Formally Stating the AI Alignment Problem

NB: Originally posted on Map and Territory on Medium, so some of the internal series links go there.

The development of smarter-than-human artificial intelligence poses an existential and suffering risk to humanity. Given that it is unlikely we can prevent and may not want to prevent the development of smarter-than-human AI, we are faced with the challenge of developing AI while mitigating risks. Addressing this challenge is the focus of AI safety research, and it includes topics such as containment of AI, coordination of AI safety efforts, and commitment to AI safety protocols, but the primary issue people believe to be worth addressing is AI alignment because it seems the most likely to decrease the chances of a catastrophic scenario.

Briefly stated, the problem of AI alignment is to produce AI that is aligned with human values, but this only leads us to ask, what does it mean to be aligned with human values? Further, what does it mean to be aligned with any values, let alone human values? We could try to answer by saying AI is aligned with human values when it does what humans want, but this only invites more questions: Will AI do things some specific humans don’t want if other specific humans do? How will AI know what humans want given that current technology often does what we ask but not what we desire? And what will AI do if human values conflict with its own values? Answering these questions requires a more detailed understanding of what it would mean for AI to be aligned, thus the goal of the present work is to put forward a precise, formal, mathematical statement of the AI alignment problem.

Eliezer Yudkowsky offered the first attempt at explaining AI alignment in his seminal work on the topic, “Creating Friendly AI”, and he followed this up with a more nuanced description of alignment in “Coherent Extrapolated Volition”. Nearly a decade later Stuart Russell began talking about the value alignment problem, giving AI alignment its name and kickstarting a broader interest in AI safety. Since then numerous researchers and organizations have worked on AI alignment to give us a better understanding of the problem. For example, Dario Amodei et al. have identified at least five subproblems within AI alignment, Jan Leike et al. have identified eight, and Nate Soares has divided AI alignment into at least seven subfields. Taken together they suggest AI alignment needs to address:

Negative side effects: AI do unintended or unexpected things.
Reward hacking/gaming: AI wirehead or otherwise exploit their intended purposes to have positive valence experiences.
Scalable oversight and absent supervisors: AI can be trusted to behave as expected when not actively watched.
Safe exploration: AI can try new behaviors while avoiding unsafe actions.
Robustness to distributional shifts: AI behave as expected when their environment changes.
Safe interruptibility: AI stop behaviors when asked to by their operators.
Self modification: AI do not modify themselves in ways that undo alignment efforts.
Robustness to adversaries: AI are not be exploitable by adversaries while maintaining alignment.
Ontology: AI model the world realistically and understand that they are embedded in the world.
Idealized decision theory and logical uncertainty: AI make utility maximizing decisions and do so under uncertainty.
Vingean reflection: AI can reason about AI they may design and be sure successor AI is aligned.
Corrigibility: AI do not deceive operators about their behavior, especially as it relates to alignment.
Value learning: AI can learn values and correct for operator mistakes in value specification.

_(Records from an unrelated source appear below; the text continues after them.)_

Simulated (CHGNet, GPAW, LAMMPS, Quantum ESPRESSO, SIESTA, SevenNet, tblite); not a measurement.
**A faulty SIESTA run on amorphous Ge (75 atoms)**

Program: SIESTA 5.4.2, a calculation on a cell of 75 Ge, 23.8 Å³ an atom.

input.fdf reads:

Thus AI alignment appears to be a complex and difficult problem to solve, but it may be simple to state regardless since all of this has been figured out in the absence of a rigorous, precise problem statement. Case in point, AI alignment researchers have generated several candidate problem statements we can use as starting points:

Paul Christiano has talked in terms of benign AI that is not “optimized for preferences that are incompatible with any combination of its stakeholders’ preferences, i.e. such that over the long run using resources in accordance with the optimization’s implicit preferences is not Pareto efficient for the stakeholders”.
Nate Soares has also given a semi-formal description of the value learning problem.
Jan Leike et al. give some examples of specifying AI alignment subproblems as Markov decision processes.
Dylan Hadfield-Menell et al. suggest AI alignment may specifically be the problem of cooperative inverse reinforcement learning.
Stuart Armstrong has talked about the AI alignment problem in terms of an agent learning a policy π that is compatible with (produces the same outcomes as) a planning algorithm p run against a human reward function R.
Nate Soares et al. have formally described corrigibility in terms of decision theory.

Some of these efforts, like Christiano’s and Soares’s, add some but not enough precision to be proper formalizations of AI alignment. Others, like Leike et al.’s and Hadfield-Menell et al.’s, are precise but assume AI built using particular machine learning models that make their statements not general. And Armstrong’s and Soares et al.’s works, while coming closest to giving general, formal statements of the AI alignment problem, make strong assumptions about the preferences of AI and humanity in order to work within the context of decision theory. Nevertheless decision theory gives us a starting point for coming up with a precise statement of what it means for an AI to be aligned with human values, and it’s from there that we’ll approach a more general statement that fully encompasses the problem.

AI Alignment as a Problem in Decision Theory

Decision theory seems a natural fit for specifying the AI alignment problem since it offers a mathematical formalism for discussing generic agents, including AIs, that make choices based on preferences. These agents’ preferences are modeled using utility functions — mappings from a set of choices to the real numbers — that offer several useful properties, like reflexivity and transitivity, and it is expected that any AI capable enough to need alignment will have preferences that can be represented as a utility function (though more on this later). Given this setup we can try to capture what is meant by alignment with human values in terms of utility functions.

An initial formulation might be to say that we want an AI, A, to have the same utility function as humanity, H, i.e. U_A = U_H. This poses at least two problems: it may not be possible to construct U_H because humanity may not have consistent preferences, and A will likely have preferences to which humanity is indifferent, especially regarding decisions about its implementation after self modification insofar as they do not affect observed behavior. Even ignoring the former issue for now the latter means we don’t want to force our aligned AI to have exactly the same utility function as humanity, only one that is aligned or compatible with humanity’s.

We might take this to mean that A should value choices at least as much as H does, i.e. for all x∈X, U_A(x)≥U_H(x). This too poses some problems. For one, it assumes the images of U_A and U_H are chosen such that U_A(x)≥U_H(x) means A prefers x to other choices at least as much as H does, but a more reasonable assumption is that U_A and U_H are not directly comparable since utility functions are subjective and need only satisfy certain properties relative to themselves and not to other utility functions. Further, even if U_A and U_H are comparable, it’s possible to select choices x,y∈X such that U_A(x)≥U_H(x) and U_A(y)≥U_H(y) and U_A(x)≥U_A(y) and U_H(x)≥U_H(y) but U_A(y)≥U_H(x), such as when U_A(x)=4, U_A(y)=3, U_H(x)=2, and U_H(y)=1, creating a preference inversion where A prefers y more than H prefers x. To be fair in such a scenario A prefers x more than y and would choose x, but if x were “kill 1 human” and y were “kill 10 humans”, then we’d prefer to avoid the existence of such an inversion since it might produce undesirable results when reasoning about the joint utility function of A and H.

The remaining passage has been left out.